However, for some special functions asymptotic formulas with more terms or with better unconditional errors can be obtained. See, e.g. (1.6), namely the case \(f(n)=\tau (n)\) and our next results.

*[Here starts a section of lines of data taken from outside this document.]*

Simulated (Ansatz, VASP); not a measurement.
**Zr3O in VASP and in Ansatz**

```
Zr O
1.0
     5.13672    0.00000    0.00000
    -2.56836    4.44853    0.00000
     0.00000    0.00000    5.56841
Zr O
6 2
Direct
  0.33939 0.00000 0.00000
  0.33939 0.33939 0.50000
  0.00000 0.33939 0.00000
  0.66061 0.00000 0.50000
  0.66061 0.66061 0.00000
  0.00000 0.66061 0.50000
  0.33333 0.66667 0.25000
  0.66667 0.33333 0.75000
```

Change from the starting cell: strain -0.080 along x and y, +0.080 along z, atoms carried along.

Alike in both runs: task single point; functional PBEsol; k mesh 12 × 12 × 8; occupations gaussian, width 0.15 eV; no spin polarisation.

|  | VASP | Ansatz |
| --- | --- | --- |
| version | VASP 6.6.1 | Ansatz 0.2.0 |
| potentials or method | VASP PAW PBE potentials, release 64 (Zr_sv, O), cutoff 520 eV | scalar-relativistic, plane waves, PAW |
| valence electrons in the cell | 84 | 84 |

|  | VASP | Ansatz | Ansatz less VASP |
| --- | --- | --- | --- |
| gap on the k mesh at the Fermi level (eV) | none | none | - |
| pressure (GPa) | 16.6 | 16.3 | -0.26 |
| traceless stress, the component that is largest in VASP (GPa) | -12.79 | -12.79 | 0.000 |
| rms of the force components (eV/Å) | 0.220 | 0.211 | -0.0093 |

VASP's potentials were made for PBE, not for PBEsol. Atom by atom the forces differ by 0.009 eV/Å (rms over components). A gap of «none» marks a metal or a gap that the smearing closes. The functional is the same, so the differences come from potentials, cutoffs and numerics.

Let f be a function such that \((\mu *f)(n)=0\) for all \(n\ne p^\nu \) (n is not a prime power), \((\mu *f)(p^\nu )=g(p)\) does not depend on \(\nu \) and g(p) is sufficiently small for the primes p. More exactly, we have the next result.

Theorem 2.4

Let f be an arithmetic function such that there exists a subset Q of the set of primes \({\mathbb {P}}\) and there exists a subset S of \({\mathbb {N}}\) with \(1\in S\), satisfying the following properties:

  1. i)

    \((\mu *f)(n)=0\) for all \(n\ne p^\nu \), where \(p\in Q\) and \(\nu \in S\),

  2. ii)

    \((\mu *f)(p^\nu )= g(p)\), depending only on p, for all prime powers \(p^\nu \) with \(p\in Q\), \(\nu \in S\).

  3. iii)

    \(g(p) \ll (\log p)^{\eta }\), as \(p\rightarrow \infty \), where \(\eta \ge 0\) is a fixed real number.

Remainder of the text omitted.